Joe Solomon should not be omitted from the list of Berbice cricketing greats

Dear Editor,

 

Kaieteur News on July 8, reported extensively on the commissioning of the $91M floodlights project at the Albion Sports Complex in Berbice. Included in this comprehensive report was an appropriate acknowledgement of the nodal role played by the sugar industry in the development of cricket in Guyana, as well as the exemplary performances of immortal Berbice greats. Among those named were John Trim, Rohan Kanhai, Alvin Kalicharran and Roy Fredericks.

Conspicuous by its absence was the name of Joe Solomon, that other great (if not as shining) son of Port Mourant, Berbice, Guyana and the West Indies, and the cricketing world at large.

Joe Solomon’s exploits in the field are the stuff of legend (who can ever forget his last ball throw from the boundary that resulted in a run-out and the first ever tied Test when the West Indies played Australia in 1959?).

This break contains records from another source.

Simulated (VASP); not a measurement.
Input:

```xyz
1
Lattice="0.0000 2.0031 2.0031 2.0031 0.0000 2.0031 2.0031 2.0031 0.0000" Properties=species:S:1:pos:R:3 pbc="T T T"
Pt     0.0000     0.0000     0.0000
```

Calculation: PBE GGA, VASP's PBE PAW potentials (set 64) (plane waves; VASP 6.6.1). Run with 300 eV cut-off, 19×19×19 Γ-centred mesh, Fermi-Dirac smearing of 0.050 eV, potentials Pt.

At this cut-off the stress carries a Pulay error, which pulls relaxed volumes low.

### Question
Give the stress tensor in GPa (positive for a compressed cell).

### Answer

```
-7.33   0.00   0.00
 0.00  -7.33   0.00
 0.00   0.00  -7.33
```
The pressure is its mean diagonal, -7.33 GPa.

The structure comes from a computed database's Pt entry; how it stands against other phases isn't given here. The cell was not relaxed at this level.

What must never be forgotten is Joe Solomon’s role as an indefatigable trainer and coach which benefited so many budding cricketers in Berbice and Guyana.

As successive former Human Resources Directors in GuySuCo we can safely argue that the reason Joe Solomon would be regarded as a memorable West Indian so far as the sugar industry is concerned, is his return in the early 1990s as adviser and cricket coach, roles in which he performed outstandingly – and which he expanded to impact positively on Guyana’s cricket as a whole, including not only at the level of national selector, but also the actual development of individual cricketers, and literally the grounds on which they played.

In the final analysis, in this context he emerged from the earlier sequencing of the triumvirate of Kanhai, Butcher, Solomon, to become the front runner in contribution to Berbice cricket development after returning from the actual playing field.

Butcher incidentally made his contribution to cricket development in the once developed Linden community.